● Seeds of Destruction: Why the Path to Economic Ruin Runs Through Washington, and How to Reclaim American Prosperity
By Glenn Hubbard and Peter Navarro
Interview with co-author (Hubbard) via Reuters
In their must-read policy manifesto, “Seeds of Destruction,” Glenn Hubbard and Peter Navarro outline the biggest economic problems facing America and what can be done about them. Hubbard is the former head of the Council of Economic Advisers under George W. Bush and is now dean of Columbia Business School. Navarro, a Democrat, is a business professor at the University of California, Irvine and author of The Coming China Wars.
● Ruthless: How Enraged Investors Reclaimed Their Investments and Beat Wall Street
By Phil Trupp
Video interview with author on Fox.
It’s being called a book for everyone who’s invested in Wall Street…The book came about after Trupp’s life and plans for retirement were turned upside down after he was told a large portion of his investments were frozen. But Trupp fought back and won!
● American Colossus: The Triumph of Capitalism, 1865-1900
By H.W. Brands
Review via The Wall Street Journal
The nature of both ruin and success is the subject of “American Colossus,” H.W. Brands’s account of, as the subtitle has it, “The Triumph of Capitalism” during the period 1865-1900. Mr. Brands paints a vivid portrait of both this understudied age and those industrialists still introduced by high-school teachers as “robber barons”—Vanderbilt, Andrew Carnegie, John D. Rockefeller and J.P. Morgan. Together these men of the 19th century laid the foundations that would allow the use of innovations that we think of as modern, such as trains and automobiles, on a massive scale in the 20th century.

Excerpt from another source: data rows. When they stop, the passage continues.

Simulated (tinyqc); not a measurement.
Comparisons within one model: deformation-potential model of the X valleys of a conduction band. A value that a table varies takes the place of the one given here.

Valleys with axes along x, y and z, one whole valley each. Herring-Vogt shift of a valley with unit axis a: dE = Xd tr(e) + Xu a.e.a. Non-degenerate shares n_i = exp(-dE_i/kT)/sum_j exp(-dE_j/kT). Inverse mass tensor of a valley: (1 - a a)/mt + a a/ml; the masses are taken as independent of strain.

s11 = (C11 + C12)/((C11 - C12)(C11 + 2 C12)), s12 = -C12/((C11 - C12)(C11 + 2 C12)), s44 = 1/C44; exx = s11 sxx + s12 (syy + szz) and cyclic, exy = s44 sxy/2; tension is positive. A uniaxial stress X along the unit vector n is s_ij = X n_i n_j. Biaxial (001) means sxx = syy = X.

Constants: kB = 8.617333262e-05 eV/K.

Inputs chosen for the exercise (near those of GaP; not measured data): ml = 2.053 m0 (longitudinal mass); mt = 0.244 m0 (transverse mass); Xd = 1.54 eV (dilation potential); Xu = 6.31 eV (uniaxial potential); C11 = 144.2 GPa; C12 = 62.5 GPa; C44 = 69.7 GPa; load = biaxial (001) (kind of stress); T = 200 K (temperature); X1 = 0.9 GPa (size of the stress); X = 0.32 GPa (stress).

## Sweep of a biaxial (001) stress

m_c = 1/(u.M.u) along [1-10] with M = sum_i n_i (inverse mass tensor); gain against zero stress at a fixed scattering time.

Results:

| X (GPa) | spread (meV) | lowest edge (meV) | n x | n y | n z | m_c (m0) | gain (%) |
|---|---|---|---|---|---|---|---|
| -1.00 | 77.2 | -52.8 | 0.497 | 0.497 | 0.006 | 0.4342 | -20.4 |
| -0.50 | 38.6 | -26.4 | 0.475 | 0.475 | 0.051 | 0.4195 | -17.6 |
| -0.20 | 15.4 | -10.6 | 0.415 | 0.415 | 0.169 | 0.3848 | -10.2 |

● The Hellhound of Wall Street: How Ferdinand Pecora’s Investigation of the Great Crash Forever Changed American Finance
By Michael Perino
Podcast interview with author via NPR.
Ferdinand Pecora was little known outside New York until 1933. The former New York prosecutor was called to Washington to become chief counsel of Senate hearings looking into Wall Street’s wrongdoings that led to the Crash of 1929. Pecora is a surprising hero of the time — he was a poor Italian immigrant who earned his legal education at night school. And over a ten-day period, he grilled some of the titans of Wall Street, toppling one of them — multimillionaire Charles Mitchell, aka Sunshine Charley — who was chairman of National City Bank, the predecessor of the current-day Citibank. NPR’s Robert Siegel talks to Michael Perino, a law professor and former Wall Street litigator, about his new book, The Hellhound of Wall Street: How Ferdinand Pecora’s Investigation of the Great Crash Forever Changed American Finance.
● The Quant Investor’s Almanac 2011: A Roadmap to Investing
By Irene Aldridge, Steven Krawciw
Summary via press release.
For years, quantitative investing was regarded as the domain of a select few institutional traders that employed teams of highly educated mathematicians and physicists. Yet many principles behind quantitative investing do not require mathematical prowess, computer knowledge, or economic education to understand. In The Quant Investor’s Almanac 2011: A Roadmap to Investing, Irene Aldridge, quantitative portfolio manager at a boutique investment firm, and Steven Krawciw, executive at a global private bank, offer investors the latest quantitative investing strategies digested down to their essentials.